The New Britain Bees hosted the Sugar Land Skeeters in an early May series that the New Britain marketing staff billed as the “battle of the bugs.” It’s kind of catchy, but not many people bit (haha), at least not for the Tuesday game played on a dank evening. By the end of the game, it was me and no more than 50 other fans watching a very efficient (2 hours and 8 minutes) defensive battle.
The Bees scored a pair of runs in the fifth inning, and that was enough to earn a 2-1 victory behind the third straight impressive start by New Britain’s Nick Greenwood. We’ve been to three Bees games, all started by Greenwood, who has yet to allow a run in 19 innings.
I was able to get the Skeeters lineup card after the game. Kudos to Sugar Land manager Gary Gaetti. Gaetti, a two-time all-star in 20 Major League seasons, could’ve easily blown me off. His team had second and third with no one out in the 8th inning, and only managed to plate one run. The Skeeters put the tying run on first to start the top of the ninth, but all for naught as the next two batters struck out, and the final hitter flied out to deep center. It had to be a frustrating loss.
In similar situations, managers have ignored us even though we always low key it when asking a losing manager, coach or player for a lineup card. Most notably, Sean and I asked then-Auburn Doubledays manager Gary Cathcart for his lineup card after an Auburn loss last season. We were the only ones to ask, and Catchcart had to have heard us. Instead of handing us the lineup card, or even just ignoring us and leaving the card altogether, he instead ripped it into four pieces.

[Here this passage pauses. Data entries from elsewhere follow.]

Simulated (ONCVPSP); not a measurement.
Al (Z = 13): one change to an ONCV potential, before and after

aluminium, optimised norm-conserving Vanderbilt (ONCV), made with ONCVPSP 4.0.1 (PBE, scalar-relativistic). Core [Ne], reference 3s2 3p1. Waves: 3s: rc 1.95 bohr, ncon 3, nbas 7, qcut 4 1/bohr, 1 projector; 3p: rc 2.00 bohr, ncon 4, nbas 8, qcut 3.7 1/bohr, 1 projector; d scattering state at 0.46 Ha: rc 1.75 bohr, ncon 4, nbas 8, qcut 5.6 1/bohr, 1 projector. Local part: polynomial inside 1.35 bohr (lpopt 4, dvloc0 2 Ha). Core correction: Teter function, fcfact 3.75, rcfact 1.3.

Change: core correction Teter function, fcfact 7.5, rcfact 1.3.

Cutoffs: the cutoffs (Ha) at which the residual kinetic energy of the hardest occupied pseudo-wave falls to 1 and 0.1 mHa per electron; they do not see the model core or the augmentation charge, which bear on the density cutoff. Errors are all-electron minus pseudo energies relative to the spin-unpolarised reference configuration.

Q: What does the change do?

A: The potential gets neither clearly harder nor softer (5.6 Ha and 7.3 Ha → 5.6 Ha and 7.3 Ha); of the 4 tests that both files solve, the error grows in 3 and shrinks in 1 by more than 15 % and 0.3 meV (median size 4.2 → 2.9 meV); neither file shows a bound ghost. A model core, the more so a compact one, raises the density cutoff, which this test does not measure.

Undeterred, we eventually were able to fish the Doubleday lineup card pieces out of the garbage, and with some tape, it came out looking alright. It makes for a great story, and we ended up with the team’s “relief pitcher usage” card as well!
Back to Gaetti. Not only did he give me the lineup card after Tuesday night’s loss, but he finished filling in the line score at the bottom of the card before giving it to me. He also signed the lineup card without me asking, as he also did the two times we got lineup cards from him last year.
You find out a lot about people with how they react when it would be easy to make an excuse for bad behavior. Gaetti gives the impression that he’s a class act, which makes it easy to root for him. Go Skeeters!
There are a few notable names on the Skeeters lineup card. Jeremy Barfield is the son of former Major Leaguer Jesse Barfield, who led MLB in homeruns in 1986.
Andy LaRoche is the brother of former Major Leaguer Adam LaRoche. Andy played parts of six seasons in the MLB himself.
Patrick Palmeiro is the son of long-time MLB’er Rafael Palmeiro. The elder Palmeiro played a single game with the Skeeters last season as a 50-year-old, going 2-for-4 with an RBI.
Lineup Card Stats
2016: 16 lineup cards (12 dugout/bullpen; 4 “official batting order”)
Lifetime: 79 lineup cards (59 dugout/bullpen; 18 “official batting order”; and 2 “relief pitcher usage”)
Leagues: MLB: American League; National League. MiLB: International League; Eastern League; Carolina League; New York-Penn League. Independent Leagues: Atlantic League; Can-Am League; American Association. Colleges: NCAA – American Athletic Conference; NCAA – Ivy League; NCAA – Metro Atlantic Athletic Conference; Cape Cod League; New England Collegiate Baseball League (NECBL); Futures Collegiate Baseball League (FCBL)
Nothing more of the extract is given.